“Man on Fire,” a documentary about racism, will be screened Thursday, Oct. 18, at 6 p.m. in the Thompson Student Union Auditorium.
Director Joel Fendelman will introduce the work and lead a question-and-answer session after the screening.
However, the workshop scheduled for Friday, Oct. 19, has been canceled.
“Man on Fire” focuses on Grand Saline, Texas, which has a history of racism, a history the community refuses to talk about. This shroud of secrecy ended when Charles Moore, an elderly white preacher, self-immolated to protest the town’s racism in 2014, shining a spotlight on the town’s dark past.
In the 2017 film, Fendelman and Dr. James Chase Sanchez examined the protest and question the racism in Grand Saline as it stands today.

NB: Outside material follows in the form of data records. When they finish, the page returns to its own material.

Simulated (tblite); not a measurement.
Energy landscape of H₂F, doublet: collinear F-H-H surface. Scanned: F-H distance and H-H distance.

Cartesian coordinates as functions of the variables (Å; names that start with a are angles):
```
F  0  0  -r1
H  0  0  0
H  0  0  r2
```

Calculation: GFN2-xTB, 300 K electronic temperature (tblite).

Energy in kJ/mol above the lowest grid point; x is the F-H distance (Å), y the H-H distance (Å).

“It’s important for people to realize that things like racism and race relations do not exist in a vacuum,” Jennifer Pizio, associate director in the UT Office for Diversity and Inclusion, said. “By taking time to learn about the historical context within which a situation arises, we are better able to grasp the why and how so we can do things differently and, hopefully, better.”
The free, public event is co-sponsored by the Office of Diversity and Inclusion; the College of Arts and Letters; the Roger Ray Institute for the Humanities; the Department of English, Language and Literature; the Department of History; and the Department of Theatre and Film.